The full Tax Court, in a 10-6 decision, agreed with the petitioner and determined that “for federal tax purposes” was limited to federal income tax and that the petitioner owned an interest in the LLC rather than the underlying assets of the LLC. As such, the willing buyer/willing seller valuation test applied to valuing the transferred interests which could then carry out any applicable valuation discounts. The Tax Court pointed out that “state law defines and federal tax law determines the tax treatment of property rights and interests.” See also Morgan v. Comr., 309 U.S. 78 (1940); United States v. National Bank of Commerce, 472 U.S. 713 (1985); Knight v. Comr., 115 T.C. 506 (2000). The Tax Court also concluded that the check-the-box regulations don’t define property interests. Instead, they merely allow the election of specific tax treatment for federal tax purposes, and that the Congress did not specifically disallow valuation discounts in the context of single-member LLCs – they aren’t listed in I.R.C. §§2701-2704 along with other transactions that can’t claim valuation discounts. Thus, the petitioner’s gift tax liability was to be determined by the value of the transferred LLC interests rather than by a hypothetical transfer of the underlying assets of the LLC.
In a second Tax Court opinion in the case, the Tax Court noted that the petitioner made the gifts and sales on the same day. Pierre v. Comr., T.C. Memo. 2010-106. Thus, the court treated them as a single part-gift/part-sale transaction. That had the effect of reducing the lack of control discount slightly (from a claimed 35 percent to 30 percent) because the combined 50% gift/sale to each transferee could block the appointment of a new manager under the LLC operating agreement. The petitioner also couldn’t come up with any non-tax reasons for separating the transfers into gifts and sales.

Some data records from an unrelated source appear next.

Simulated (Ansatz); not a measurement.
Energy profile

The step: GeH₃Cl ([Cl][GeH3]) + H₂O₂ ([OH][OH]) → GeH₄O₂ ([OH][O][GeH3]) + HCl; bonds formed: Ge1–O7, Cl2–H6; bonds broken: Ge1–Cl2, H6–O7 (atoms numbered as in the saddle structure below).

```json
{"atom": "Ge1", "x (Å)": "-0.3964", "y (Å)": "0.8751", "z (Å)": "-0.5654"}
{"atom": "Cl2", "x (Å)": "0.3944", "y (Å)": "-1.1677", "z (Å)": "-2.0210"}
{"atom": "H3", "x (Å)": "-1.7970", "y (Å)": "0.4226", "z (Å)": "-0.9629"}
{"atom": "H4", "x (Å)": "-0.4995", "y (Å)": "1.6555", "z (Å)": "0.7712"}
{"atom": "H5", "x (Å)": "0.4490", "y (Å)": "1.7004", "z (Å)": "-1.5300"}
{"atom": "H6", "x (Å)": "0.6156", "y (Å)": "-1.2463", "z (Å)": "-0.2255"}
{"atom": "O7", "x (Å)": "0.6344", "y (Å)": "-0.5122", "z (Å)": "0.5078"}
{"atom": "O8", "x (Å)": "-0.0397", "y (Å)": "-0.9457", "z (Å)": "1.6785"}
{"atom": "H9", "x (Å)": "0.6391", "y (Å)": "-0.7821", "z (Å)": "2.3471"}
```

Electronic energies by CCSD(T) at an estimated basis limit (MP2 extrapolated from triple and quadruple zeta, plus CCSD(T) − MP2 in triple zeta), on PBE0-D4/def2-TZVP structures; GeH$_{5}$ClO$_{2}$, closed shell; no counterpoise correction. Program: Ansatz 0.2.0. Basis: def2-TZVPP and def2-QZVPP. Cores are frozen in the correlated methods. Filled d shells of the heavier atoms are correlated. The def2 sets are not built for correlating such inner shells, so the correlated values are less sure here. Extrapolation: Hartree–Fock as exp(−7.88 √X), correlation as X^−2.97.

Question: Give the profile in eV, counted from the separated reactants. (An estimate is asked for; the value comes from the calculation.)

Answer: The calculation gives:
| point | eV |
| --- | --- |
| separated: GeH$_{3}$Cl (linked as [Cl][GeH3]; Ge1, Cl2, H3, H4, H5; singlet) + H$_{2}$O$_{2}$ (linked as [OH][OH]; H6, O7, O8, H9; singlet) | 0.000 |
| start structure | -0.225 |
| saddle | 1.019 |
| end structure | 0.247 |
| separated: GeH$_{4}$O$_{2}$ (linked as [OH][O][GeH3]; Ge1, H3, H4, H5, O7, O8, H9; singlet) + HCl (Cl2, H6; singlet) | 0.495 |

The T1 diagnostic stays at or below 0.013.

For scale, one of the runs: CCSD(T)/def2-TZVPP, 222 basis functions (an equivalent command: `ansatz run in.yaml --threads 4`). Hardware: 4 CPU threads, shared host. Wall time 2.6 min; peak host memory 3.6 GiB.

The Pierre case is important because, as full Tax Court opinion, it provides strong support for the proposition that the asset to be valued for transfer tax purposes is the LLC interest and not the property that the LLC holds. Planning and valuation opportunities are possible based on that notion. A single-member LLC holding a farmer’s general partnership interest in a farming operation can be structured to obtain valuation discounts when the interest is gifted to a member of the subsequent generation as well as at death. That makes the cost of intergenerational transfers of farming interests less which will be even more important if the federal estate and gift tax exemption level declines from its present level.